Was the death of Jesus Christ a tragedy? Did he make a mistake in allowing Judas to turn him in to the authorities? Should he perhaps have just stayed away from Jerusalem, and kept his head down?
Many people make the mistake of thinking that the death of Jesus Christ was a defeat: He was doing so well, until the schemers found a way of putting an end to his ministry. He came to be nice to everyone and start a new religion, and instead, he was accused, set up and killed. We believers are sometimes told that we are being “morbid” in commemorating the death of our Lord. No, on the contrary: we are celebrating his-and our-victory!
At the time of Christ even Jesus’ immediate disciples were in the dark about God’s plan. He told it to them clearly, before it all happened:
We are going up to Jerusalem, and the Son of Man will be delivered over to the chief priests and the teachers of the law. They will condemn him to death, and will hand him over to the Gentiles to be mocked and flogged and crucified. On the third day he will be raised to life!” (Matthew 20:18-19).

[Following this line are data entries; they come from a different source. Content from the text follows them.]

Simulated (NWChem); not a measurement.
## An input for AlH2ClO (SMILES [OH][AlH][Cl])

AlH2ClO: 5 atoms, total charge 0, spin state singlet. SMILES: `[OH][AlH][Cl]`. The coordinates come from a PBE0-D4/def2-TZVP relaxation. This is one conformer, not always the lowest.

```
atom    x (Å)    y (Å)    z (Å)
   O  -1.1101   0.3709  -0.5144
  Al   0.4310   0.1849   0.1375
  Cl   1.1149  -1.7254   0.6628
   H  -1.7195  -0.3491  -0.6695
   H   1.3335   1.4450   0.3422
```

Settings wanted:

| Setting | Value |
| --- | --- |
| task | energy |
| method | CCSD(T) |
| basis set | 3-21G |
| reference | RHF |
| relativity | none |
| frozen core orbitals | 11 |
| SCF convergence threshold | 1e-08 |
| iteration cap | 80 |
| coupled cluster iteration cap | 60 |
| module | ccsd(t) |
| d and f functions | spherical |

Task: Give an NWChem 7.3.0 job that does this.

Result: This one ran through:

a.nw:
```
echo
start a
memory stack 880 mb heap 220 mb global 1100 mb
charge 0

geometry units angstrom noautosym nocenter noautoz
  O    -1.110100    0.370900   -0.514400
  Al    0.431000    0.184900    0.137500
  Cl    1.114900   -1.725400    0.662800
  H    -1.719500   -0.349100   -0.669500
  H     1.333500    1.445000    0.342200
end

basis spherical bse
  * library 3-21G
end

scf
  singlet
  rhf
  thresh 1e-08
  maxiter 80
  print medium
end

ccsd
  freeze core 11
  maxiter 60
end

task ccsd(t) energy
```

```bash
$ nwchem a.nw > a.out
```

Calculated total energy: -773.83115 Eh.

But the disciples didn’t get it, until after it had all happened. The two disciples on the road to Emmaus, after they had buried Jesus, were broken and their hopes and dreams, they thought, had failed, until they discovered that the stranger they were talking to on that road was the risen Christ:
He said to them, “How foolish you are, and how slow to believe all that the prophets have spoken! Did not the Messiah have to suffer these things and then enter his glory?” And beginning with Moses and all the Prophets, he explained to them what was said in all the Scriptures concerning himself (Luke 24:25-26).
The plan of God, all the way along, was that the Christ would suffer for the sins of the world. All the way along? Yes. You can read it in Isaiah, known to have been written hundreds of years before Christ:
He was wounded for our transgressions,
He was bruised for our iniquities;
The chastisement for our peace was upon Him,
And by His stripes we are healed (Isaiah 53:5).
Jesus was “The Lamb slain from the foundation of the world” (Revelation 13:8). The death of Christ wasn’t a mistake, and it wasn’t a tragedy, and it wasn’t an unforeseen circumstance: it was prepared by God all the way along, as the only way for us to be made acceptable to Him.
For God was pleased to have all his fullness dwell in him, and through him to reconcile to himself all things, whether things on earth or things in heaven, by making peace through his blood, shed on the cross (Colossians 1:19-20).
Those who set Jesus up for arrest and execution thought they were just ridding the world of a hinderance to their own power. Instead, they were being used, as willing tools in the fulfillment of the Plan of God:
But we speak the wisdom of God in a mystery, the hidden wisdom which God ordained before the ages for our glory, which none of the rulers of this age knew; for had they known, they would not have crucified the Lord of glory (1 Corinthians 2:7-8).
And now, that plan, in process even now, is still hidden to the majority. Why? Jesus told us why:
And this is the condemnation, that light is come into the world, and men loved darkness rather than light, because their deeds were evil (John 3:19).
If you are blessed enough to have heard the gospel of Jesus Christ, your eternal destiny rests on your own head: do you reverence the Son of God, or do you reject Him because you think you have something better? Paul discussed this:
But even if our gospel is veiled, it is veiled to those who are perishing, whose minds the god of this age has blinded, who do not believe 2 Corinthians 4:3-4).
This principle isn’t a nod to the Calvinistic notion of some people being given salvation and others being denied it, because Jesus by his death draws all people, not just some:
And I, if I am lifted up from the earth, will draw all peoples to Myself.” This He said, signifying by what death He would die (John 12:32-33).